Colorado lawmakers consider ending little-used death penalty
Democrats who control Colorado’s Legislature acted quickly on a bill to repeal the state’s little-used death penalty, with the Senate Judiciary Committee advancing the legislation just two days after it was introduced.
The committee voted 3-2 on party lines after hours of public testimony Wednesday to send the bill to the full Senate for debate.
Proponents argued the death penalty doesn’t deter violent crime and affects people of color disproportionately. Repeal opponents urged lawmakers to refer the issue to voters, and some crime victims admonished bill sponsors for not reaching out to them before introducing the bill.
Its speedy consideration followed a contentious Democrat-led proposal this week to overhaul oil and gas regulations to give local governments more authority over industry operations. Republicans and energy industry executives have demanded time to study its content.
Denver Sen. Angela Williams, a sponsor of the death penalty repeal measure , noted that all three people facing execution in Colorado are African American — evidence, she said, of racial inequities in the criminal justice system. She also pointed to the difficulty of getting death penalty convictions and the cost in pursuing them.
“It’s a barbaric practice. It’s time to remove it from the books in Colorado,” Williams said.
Lawmakers have tried before to repeal Colorado’s death penalty, which was last applied in 1997. Gary Lee Davis died by lethal injection for the 1986 kidnapping, rape and murder of a neighbor, Virginia May.
First-term Democratic Gov. Jared Polis supports the 2019 bill, which would apply to offenses charged on or after July 1, and has told Colorado Public Radio he would commute the three death sentences if it passes.
John Hickenlooper, Polis’ predecessor and a 2020 Democratic presidential candidate, indefinitely delayed the execution of Nathan Dunlap in 2013. Hickenlooper said he had doubts about the fairness of the death penalty.

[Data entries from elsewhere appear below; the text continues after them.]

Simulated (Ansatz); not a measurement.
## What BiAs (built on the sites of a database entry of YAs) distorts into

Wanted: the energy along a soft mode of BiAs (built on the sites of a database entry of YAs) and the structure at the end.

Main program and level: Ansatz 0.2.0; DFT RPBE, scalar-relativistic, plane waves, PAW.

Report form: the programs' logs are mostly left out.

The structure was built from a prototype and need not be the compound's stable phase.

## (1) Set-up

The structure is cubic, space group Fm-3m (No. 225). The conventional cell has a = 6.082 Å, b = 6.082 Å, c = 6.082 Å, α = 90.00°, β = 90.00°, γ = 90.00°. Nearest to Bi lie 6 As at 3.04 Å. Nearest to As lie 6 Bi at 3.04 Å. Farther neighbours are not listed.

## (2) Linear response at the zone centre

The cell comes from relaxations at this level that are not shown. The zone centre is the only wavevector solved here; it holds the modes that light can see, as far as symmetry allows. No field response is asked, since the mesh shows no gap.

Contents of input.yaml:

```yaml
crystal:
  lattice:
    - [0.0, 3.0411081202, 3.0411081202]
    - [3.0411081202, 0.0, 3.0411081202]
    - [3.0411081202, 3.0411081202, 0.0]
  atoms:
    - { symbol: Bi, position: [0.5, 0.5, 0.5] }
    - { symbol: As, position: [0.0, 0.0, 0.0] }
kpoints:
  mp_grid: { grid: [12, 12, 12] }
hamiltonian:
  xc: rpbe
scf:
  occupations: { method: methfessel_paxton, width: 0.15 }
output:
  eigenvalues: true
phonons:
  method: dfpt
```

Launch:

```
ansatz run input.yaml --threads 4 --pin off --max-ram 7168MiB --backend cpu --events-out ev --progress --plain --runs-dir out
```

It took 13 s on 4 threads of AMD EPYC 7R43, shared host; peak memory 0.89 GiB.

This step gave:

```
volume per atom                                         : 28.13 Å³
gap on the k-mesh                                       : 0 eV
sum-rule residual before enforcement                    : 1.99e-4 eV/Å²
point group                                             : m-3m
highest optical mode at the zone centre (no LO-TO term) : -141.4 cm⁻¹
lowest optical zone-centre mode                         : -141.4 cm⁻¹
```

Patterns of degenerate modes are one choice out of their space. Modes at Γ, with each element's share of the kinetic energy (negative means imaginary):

Dunlap killed four people inside an Aurora Chuck E. Cheese restaurant in 1993. Robert Ray and Sir Mario Owens were sentenced to die for killing Javad Marshall-Fields and his fiancee, Vivian Wolfe, as they drove on a suburban Denver street in 2005.
Marshall-Fields was the son of Rhonda Fields, now a Democratic senator who has vocally supported the death penalty. Fields’ daughter and Marshall-Fields’ sister, Maisha Fields, said Wednesday her mother was stunned to hear about the bill. Williams said she informed Fields about her intent to bring the bill last fall.
“We have real pain, and our trauma is not for sale for your political gain,” Maisha Fields told the bill’s supporters.
Bobby Stephens, who was shot in the face by Dunlap in the restaurant attack, said he, too, was surprised by the bill’s quick introduction. He said voters should decide.
“Nobody has reached out to the victims in these cases,” Stephens said. “This decision is so important that it goes beyond any of us in this room.”
First-term Democratic Rep. Tom Sullivan, whose son, Alex, was killed in the 2012 Aurora theater shooting, also has supported the death penalty. Theater shooter James Holmes is serving a life sentence.
The prosecutor in that case, Arapahoe District Attorney George Brauchler, and several fellow district attorneys said voters should decide whether to repeal. Denver District Attorney Beth McCann argued for the bill.
“For me it is a moral issue,” McCann said. “I do not believe the state should be in the business of killing people.”
A proposal to repeal the death penalty this year in neighboring Wyoming’s Republican-controlled Legislature drew far more support from lawmakers there than ever before. Lawmakers cited cost and argued it may not deter violent crime. Wyoming’s House passed death-penalty repeal but it failed in the Senate.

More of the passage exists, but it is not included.